The past year was a transitional one for EZID in particular and for CDL’s identifier services portfolio in general. In the first half of 2019, we completed a multi-year process to rescope EZID’s DOI services to focus exclusively on UC users. We worked to support non-UC users of our DOI services in setting up direct memberships with other providers through memberships with Crossref and DataCite. We also welcomed Rushiraj Nenuji to the development team as we said farewell to EZID’s long-time developer and original architect Greg Janée.   

Last year, in the midst of these transitions, we posed the following question:

Rather than thinking about EZID solely as a tool or a service, we want to situate it instead as one layer of a deep and broad persistent identifier portfolio at CDL. EZID is a great tool for creating and managing DOIs and ARKs—what else could it do? And how might it also support infrastructure, training, and outreach for a more networked and interoperable scholarly communication ecosystem through the use and coordination of persistent identifiers?

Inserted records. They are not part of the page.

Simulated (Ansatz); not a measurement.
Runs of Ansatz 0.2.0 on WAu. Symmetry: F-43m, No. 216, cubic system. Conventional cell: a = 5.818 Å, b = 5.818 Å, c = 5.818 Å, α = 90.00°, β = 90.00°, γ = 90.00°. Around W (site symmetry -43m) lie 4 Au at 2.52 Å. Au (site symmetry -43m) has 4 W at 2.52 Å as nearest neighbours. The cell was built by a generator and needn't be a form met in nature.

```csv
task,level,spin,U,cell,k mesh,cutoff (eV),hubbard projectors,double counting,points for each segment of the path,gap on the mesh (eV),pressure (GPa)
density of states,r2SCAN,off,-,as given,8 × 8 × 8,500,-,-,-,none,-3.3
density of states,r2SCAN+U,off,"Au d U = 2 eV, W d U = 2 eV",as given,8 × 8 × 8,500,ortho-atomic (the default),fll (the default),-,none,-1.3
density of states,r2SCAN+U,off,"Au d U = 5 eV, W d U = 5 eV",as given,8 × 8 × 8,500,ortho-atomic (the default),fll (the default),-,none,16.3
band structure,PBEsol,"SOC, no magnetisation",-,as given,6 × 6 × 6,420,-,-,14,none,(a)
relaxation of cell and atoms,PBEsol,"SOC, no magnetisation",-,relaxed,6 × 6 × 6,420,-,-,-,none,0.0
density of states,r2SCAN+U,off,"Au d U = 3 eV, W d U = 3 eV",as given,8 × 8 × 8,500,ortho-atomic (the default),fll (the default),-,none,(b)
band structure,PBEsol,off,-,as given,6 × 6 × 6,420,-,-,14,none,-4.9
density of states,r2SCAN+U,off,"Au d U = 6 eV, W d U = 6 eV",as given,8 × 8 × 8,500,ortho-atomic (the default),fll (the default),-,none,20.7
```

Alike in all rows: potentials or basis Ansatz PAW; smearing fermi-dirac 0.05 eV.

Now, as we kick off the new year, we wanted to provide a brief update on what this persistent identifier services portfolio looks like, and how it will continue to evolve in the months ahead. 

EZID remains involved in the day-to-day business of supporting DOI and ARK services for UC campuses as well as ARK services for non-UC EZID members. EZID development work is currently focused on strengthening and upgrading the application for long-term robustness and stability, and reconfiguring the platform to minimize dependencies on external systems. Future development work in the coming months will be geared toward optimizing the EZID user interface and adding more support for different metadata schemas. 

From the portfolio perspective, we are working on a number of initiatives to encourage and enable the adoption and use of persistent identifiers across the UCs and beyond. A few examples:

We work closely with CDL’s eScholarship Publishing team to help UC journals obtain Crossref DOIs. An integration between eScholarship and EZID assigns DOIs automatically to eScholarship journal articles and sends the metadata to Crossref. These articles are then available to indexes, libraries, and other third parties, enhancing journals’ exposure and increasing the discoverability of their Open Access content. This service supports about 20 journals and our teams will expand to more publications in the year ahead. Two related efforts concern greater adoption of ARK identifiers for special collections objects (UCSF’s Industry Documents Library is one recent project), and DataCite DOIs for UC data repositories. 

Organization identifiers are growing in visibility across the scholarly infrastructure landscape with the launch of the Research Organization Registry (ROR), of which CDL is a founding partner. The ROR registry now includes unique IDs for approximately 97,000 organizations, and these IDs are being supported in both DataCite and Crossref metadata. A number of platforms are integrating or looking to integrate ROR into their systems wherever affiliations are collected. The new Dryad platform was the first to pilot this type of ROR integration, and Dryad now has clean and consistent affiliation data for all of its datasets. With additional integrations expected in the new year, it will become increasingly easier for libraries and research administrators to track and analyze their institutions’ scholarly outputs. 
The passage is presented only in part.